Besides being an apparent dimensional nexus, the Stanley Marketplace is also the former site of aerospace company Stanley Aviation. Founded by aviation pioneer Robert Stanley, Stanley Aviation was perhaps best known for its design and production of ejection seats in the 50s and 60s. Klein said that history inspired the show.
“We had a feeling of 1950s, 60s science fiction when we first came into the building,” she said. “So we took that tone with the show and created a title that was sort of based on a B-rated comic book kind of thing.”
Much of the show I attended happened in very public spaces.
“It’s really two levels of observation happening. It’s the participants or the travelers and everyone else in the space watching the explorers,” Klein said.

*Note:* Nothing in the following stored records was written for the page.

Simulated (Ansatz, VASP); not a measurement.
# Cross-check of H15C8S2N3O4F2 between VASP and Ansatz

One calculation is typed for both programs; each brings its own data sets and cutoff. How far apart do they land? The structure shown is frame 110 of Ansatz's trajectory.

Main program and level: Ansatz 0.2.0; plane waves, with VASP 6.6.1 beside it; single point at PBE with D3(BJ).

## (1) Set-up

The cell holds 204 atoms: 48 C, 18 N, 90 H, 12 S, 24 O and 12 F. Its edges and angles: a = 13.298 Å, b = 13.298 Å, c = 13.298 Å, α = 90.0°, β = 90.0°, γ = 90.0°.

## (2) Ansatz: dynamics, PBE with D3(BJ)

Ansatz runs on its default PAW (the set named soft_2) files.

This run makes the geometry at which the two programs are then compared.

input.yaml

Responses from the general public ran the gamut, from curiosity about why there was a group of people with balloons attached to them tiptoeing about, to laughter and even participation — on the latter point, a young girl’s birthday party happened to occupy the same space as the oracle. That happy coincidence allowed her to ask a question of her future as told by the prophets I mentioned earlier.
Klein and her colleagues have a very simple objective with this show. Whether people pay for a ticket to see “Travelers of the Lost Dimension” or they’re at the marketplace to buy an ice cream, Klein hopes they walk away with a new perspective.
“As adults, we often leave all the playing to kids,” she said. She added that the playfulness and lightheartedness of the show pushes people to use their imaginations and “value those moments of spontaneity, laughter and not taking themselves too seriously.”
“Travelers of the Lost Dimension” certainly required some playing along.
Travelers of the Lost Dimension plays at the Stanley Marketplace through May 21, 2017.